Politico calls Churchill bust critics ‘truthers’

Published April 22, 2016 6:40pm ET



A story in Politico on Friday attempted to absolve President Obama of criticism that he snubbed Britain by returning a bust of Winston Churchill at the beginning of his first term in office.

“On the same day the mayor of London questioned Barack Obama’s commitment to the United Kingdom’s ideals by citing a debunked story that the White House jettisoned the bust of Winston Churchill, the president affirmed his admiration for the country’s iconic wartime prime minister,” said the Politico report. “And he reminded the world that Churchill’s image is well-enshrined at 1600 Pennsylvania Avenue.”

The story dismissed Obama’s critics as “Churchill bust truthers.”

But, actually, the bust at the center of the controversy was indeed removed from its former place of honor in the Oval Office and sent back to Britain, as Obama has admitted, in order to make room for a bust of Martin Luther King.

At the same time, however, a different bust of Churchill remained in the White House. So there is scope for disagreement between those who say there was a snub in the return of the Oval Office bust and those who there wasn’t. Using the word “truthers,” which normally describes those who claim the 9/11 terrorist attacks were a U.S. government conspiracy, clearly puts Politico on Obama’s side of the argument.
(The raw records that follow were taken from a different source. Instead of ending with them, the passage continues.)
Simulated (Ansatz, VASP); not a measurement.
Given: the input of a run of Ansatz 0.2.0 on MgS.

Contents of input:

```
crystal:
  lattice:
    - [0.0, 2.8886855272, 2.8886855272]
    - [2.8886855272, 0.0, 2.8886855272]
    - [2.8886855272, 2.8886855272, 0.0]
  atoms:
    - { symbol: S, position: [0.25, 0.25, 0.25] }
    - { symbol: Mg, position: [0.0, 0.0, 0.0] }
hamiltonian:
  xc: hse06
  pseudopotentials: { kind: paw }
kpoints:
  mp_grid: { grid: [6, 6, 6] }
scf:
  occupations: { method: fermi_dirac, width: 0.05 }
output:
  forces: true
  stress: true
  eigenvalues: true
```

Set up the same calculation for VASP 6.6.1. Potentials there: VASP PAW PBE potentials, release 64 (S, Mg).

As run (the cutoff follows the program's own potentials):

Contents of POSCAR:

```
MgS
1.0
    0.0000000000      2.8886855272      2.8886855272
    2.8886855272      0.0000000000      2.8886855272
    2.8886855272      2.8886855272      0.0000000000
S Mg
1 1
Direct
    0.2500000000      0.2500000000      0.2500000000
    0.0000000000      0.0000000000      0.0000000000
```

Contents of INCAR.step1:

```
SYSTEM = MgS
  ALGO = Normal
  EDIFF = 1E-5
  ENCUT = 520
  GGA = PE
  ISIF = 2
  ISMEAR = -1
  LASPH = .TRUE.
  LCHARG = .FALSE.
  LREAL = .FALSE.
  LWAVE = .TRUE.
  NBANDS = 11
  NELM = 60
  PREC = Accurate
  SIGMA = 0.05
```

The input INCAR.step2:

The bust controversy goes back to at least 2012, at which time the White House admitted a bust of Churchill that previously resided there had been returned to the British embassy.

“The bust that was returned was returned as a matter of course with all the other artwork that had been loaned to President Bush for display in his Oval Office and not something that President Obama or his Administration chose to do,” then-White House aide Dan Pfeiffer wrote in a blog post in July of 2012.

The post was a response to conservative columnist Charles Krauthammer who had written in the Washington Post that Obama “started his presidency by returning to the British Embassy the bust of Winston Churchill that had graced the Oval Office.”

The White House has, however, pointed to a near-identical bust of Churchill that has remained on residence since the 1960s.

On Friday, Obama and British Prime Minister David Cameron hosted a joint press conference in London and the president referred to the bust as a symbol of longstanding friendship between the U.S. and the United Kingdom.